Megan Fox Asks Machine Gun Kelly If He Was Breastfed As An Infant
Do infant feeding choices affect our adult personalities?
Megan Fox and Machine Gun Kelly frequently make headlines for the unusual choices they’ve made during their relationship. Fox raised eyebrows yet again when she revealed to an E! reporter at the red carpet for the premiere of MGK’s documentary Life in Pink that while they were dating she asked him whether or not he was breastfed as an infant.
While not quite as commonly used as, “What’s your sign?” Fox explains that her reasons for asking were similar, calling “Were you breastfed by your mother?” a “great question.”
“It has a lot to do with your psychology and your temperament,” she continued. “So I ask things like that.”
When getting to know her suitors, she said, she likes to “go deep right away.”
“If you know me and I know you, it’s impossible for me to not know almost everything about you,” she told E!.
While some people might be scared away by this promise, MGK seems to have responded positively. The pair announced their engagement in January via an Instagram post — in which they claimed to drink each other’s blood to mark the occasion.
Fox shares sons Noah, 10, Bodhi, 8, and Journey, 5, with ex Brian Austin Green, and has spoken about breastfeeding her own children.
But is there evidence to support Fox’s theory? Do our parents’ feeding choices influence our adult personalities?
There is an abundance of research about the benefits of breastfeeding for the physical health of both the baby and the person doing the nursing, but less regarding its psychological impact over the long term. How to feed the baby is but one of the hundreds of decisions that parents make, and each of these choices impacts a child to some degree, making it a challenge to determine which cause leads to a particular effect.
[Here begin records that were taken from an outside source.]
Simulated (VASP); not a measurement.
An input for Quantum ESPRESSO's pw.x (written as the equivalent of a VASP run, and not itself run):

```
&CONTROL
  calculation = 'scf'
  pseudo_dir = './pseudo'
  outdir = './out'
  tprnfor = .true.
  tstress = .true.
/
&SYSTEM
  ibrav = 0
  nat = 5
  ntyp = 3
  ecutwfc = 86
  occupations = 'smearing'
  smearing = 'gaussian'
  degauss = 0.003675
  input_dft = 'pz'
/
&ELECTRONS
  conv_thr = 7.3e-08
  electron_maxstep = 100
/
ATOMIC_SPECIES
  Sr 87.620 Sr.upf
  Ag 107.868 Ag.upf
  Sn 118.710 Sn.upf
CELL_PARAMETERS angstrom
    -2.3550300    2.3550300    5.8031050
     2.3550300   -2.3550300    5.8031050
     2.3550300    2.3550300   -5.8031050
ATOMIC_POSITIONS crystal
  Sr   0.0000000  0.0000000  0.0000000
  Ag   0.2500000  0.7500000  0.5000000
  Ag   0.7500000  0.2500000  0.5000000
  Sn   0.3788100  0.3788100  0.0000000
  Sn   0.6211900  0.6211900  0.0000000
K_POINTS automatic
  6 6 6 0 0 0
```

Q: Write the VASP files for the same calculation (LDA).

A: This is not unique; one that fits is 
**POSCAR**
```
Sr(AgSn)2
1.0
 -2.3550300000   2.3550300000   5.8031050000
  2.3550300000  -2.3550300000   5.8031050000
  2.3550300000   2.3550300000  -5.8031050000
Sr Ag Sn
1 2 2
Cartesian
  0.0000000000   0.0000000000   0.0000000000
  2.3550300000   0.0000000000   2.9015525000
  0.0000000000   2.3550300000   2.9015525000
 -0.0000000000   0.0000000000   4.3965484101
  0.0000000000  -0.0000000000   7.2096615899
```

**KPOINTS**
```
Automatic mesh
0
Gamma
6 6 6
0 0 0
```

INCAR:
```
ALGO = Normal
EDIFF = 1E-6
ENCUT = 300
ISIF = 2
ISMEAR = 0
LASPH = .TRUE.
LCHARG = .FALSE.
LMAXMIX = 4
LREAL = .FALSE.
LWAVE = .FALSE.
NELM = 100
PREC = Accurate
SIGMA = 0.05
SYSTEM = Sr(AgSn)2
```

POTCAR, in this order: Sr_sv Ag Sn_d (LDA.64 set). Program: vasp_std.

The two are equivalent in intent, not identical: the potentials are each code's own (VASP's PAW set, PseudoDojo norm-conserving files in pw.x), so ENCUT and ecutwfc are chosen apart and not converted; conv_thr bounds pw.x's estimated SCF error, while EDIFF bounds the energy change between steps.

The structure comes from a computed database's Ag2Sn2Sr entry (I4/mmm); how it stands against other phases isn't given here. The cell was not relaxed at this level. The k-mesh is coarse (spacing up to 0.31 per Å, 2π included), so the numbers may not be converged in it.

To Fox’s credit, there is some research showing a correlation between infant breastfeeding and adult personality. A study whose results were published in the European Journal of Personality in 2016 found that adults who had been breastfed as infants scored lower on measures of “neuroticism, anxiety, and hostility and higher in openness and optimism than those not breastfed.” The authors also reference earlier studies that found lower psychological distress and hostility-related traits in adults who were breastfed as infants.
Interestingly, when researchers looked at the duration of breastfeeding, the highest levels of neuroticism were found in people who were never breastfed, but also in those who were breastfed for more than 2 years. In other words, you can blame your mother for your neuroses whether she didn’t breastfeed you enough, or if she breastfed you too much.
Of course, it’s possible to lovingly and attentively respond to a baby’s cries with a bottle, and for breastfeeding parents to be unresponsive to other needs that their child has. Then there is the small matter of how everything that has happens to us in the years following shapes the person we become.
At the end of the day, this might be one of those questions that says more about the person doing the asking than the person being asked.